OpenACC

Last updated
OpenACC
Developer(s) The OpenACC Organization
Stable release
2.7 / November 2018;4 years ago (2018-11)
Written in C, C++, and Fortran
Operating system Cross-platform
Platform Cross-platform
Type API
Website www.openacc.org

OpenACC (for open accelerators) is a programming standard for parallel computing developed by Cray, CAPS, Nvidia and PGI. The standard is designed to simplify parallel programming of heterogeneous CPU/GPU systems. [1]

Contents

As in OpenMP, the programmer can annotate C, C++ and Fortran source code to identify the areas that should be accelerated using compiler directives and additional functions. [2] Like OpenMP 4.0 and newer, OpenACC can target both the CPU and GPU architectures and launch computational code on them.

OpenACC members have worked as members of the OpenMP standard group to merge into OpenMP specification to create a common specification which extends OpenMP to support accelerators in a future release of OpenMP. [3] [4] These efforts resulted in a technical report [5] for comment and discussion timed to include the annual Supercomputing Conference (November 2012, Salt Lake City) and to address non-Nvidia accelerator support with input from hardware vendors who participate in OpenMP. [6]

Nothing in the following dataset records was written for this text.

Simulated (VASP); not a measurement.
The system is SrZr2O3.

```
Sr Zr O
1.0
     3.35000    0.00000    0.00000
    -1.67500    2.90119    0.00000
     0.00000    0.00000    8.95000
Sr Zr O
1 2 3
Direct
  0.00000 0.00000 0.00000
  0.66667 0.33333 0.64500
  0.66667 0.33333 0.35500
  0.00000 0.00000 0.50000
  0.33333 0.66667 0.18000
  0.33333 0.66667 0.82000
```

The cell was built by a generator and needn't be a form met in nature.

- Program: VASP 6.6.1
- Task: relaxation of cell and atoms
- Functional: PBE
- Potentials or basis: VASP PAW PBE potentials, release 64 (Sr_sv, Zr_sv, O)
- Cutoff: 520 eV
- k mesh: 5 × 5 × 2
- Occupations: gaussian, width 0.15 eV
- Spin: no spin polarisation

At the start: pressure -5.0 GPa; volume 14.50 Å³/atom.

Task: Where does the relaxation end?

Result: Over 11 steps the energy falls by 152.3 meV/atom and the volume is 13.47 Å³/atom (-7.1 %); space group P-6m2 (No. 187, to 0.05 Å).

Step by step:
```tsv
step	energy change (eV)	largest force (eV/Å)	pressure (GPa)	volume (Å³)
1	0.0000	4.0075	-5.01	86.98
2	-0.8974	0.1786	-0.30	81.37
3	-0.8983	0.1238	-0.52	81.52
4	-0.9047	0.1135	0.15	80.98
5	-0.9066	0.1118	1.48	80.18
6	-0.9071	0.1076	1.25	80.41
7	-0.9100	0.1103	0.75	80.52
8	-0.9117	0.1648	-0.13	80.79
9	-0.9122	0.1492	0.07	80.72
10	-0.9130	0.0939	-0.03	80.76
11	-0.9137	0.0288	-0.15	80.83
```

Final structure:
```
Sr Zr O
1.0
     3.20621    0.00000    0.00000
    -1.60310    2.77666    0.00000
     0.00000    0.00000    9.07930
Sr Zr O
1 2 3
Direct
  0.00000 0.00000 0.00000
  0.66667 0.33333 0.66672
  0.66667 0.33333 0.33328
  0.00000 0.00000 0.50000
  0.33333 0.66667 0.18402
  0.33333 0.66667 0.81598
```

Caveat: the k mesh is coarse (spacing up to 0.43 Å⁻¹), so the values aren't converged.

At ISC’12 OpenACC was demonstrated to work on Nvidia, AMD and Intel accelerators, without performance data. [7]

On November 12, 2012, at the SC12 conference, a draft of the OpenACC version 2.0 specification was presented. [8] New suggested capabilities include new controls over data movement (such as better handling of unstructured data and improvements in support for non-contiguous memory), and support for explicit function calls and separate compilation (allowing the creation and reuse of libraries of accelerated code). OpenACC 2.0 was officially released in June 2013. [9]

Version 2.5 of the specification was released in October 2015, [10] while version 2.6 was released in November 2017. [11] The latest version of specification, version 2.7, was released in November 2018. [12]

Compiler support

Support of OpenACC is available in commercial compilers from PGI (from version 12.6), and (for Cray hardware only) Cray. [7] [13]

OpenUH [14] is an Open64 based open source OpenACC compiler supporting C and FORTRAN, developed by HPCTools group from University of Houston.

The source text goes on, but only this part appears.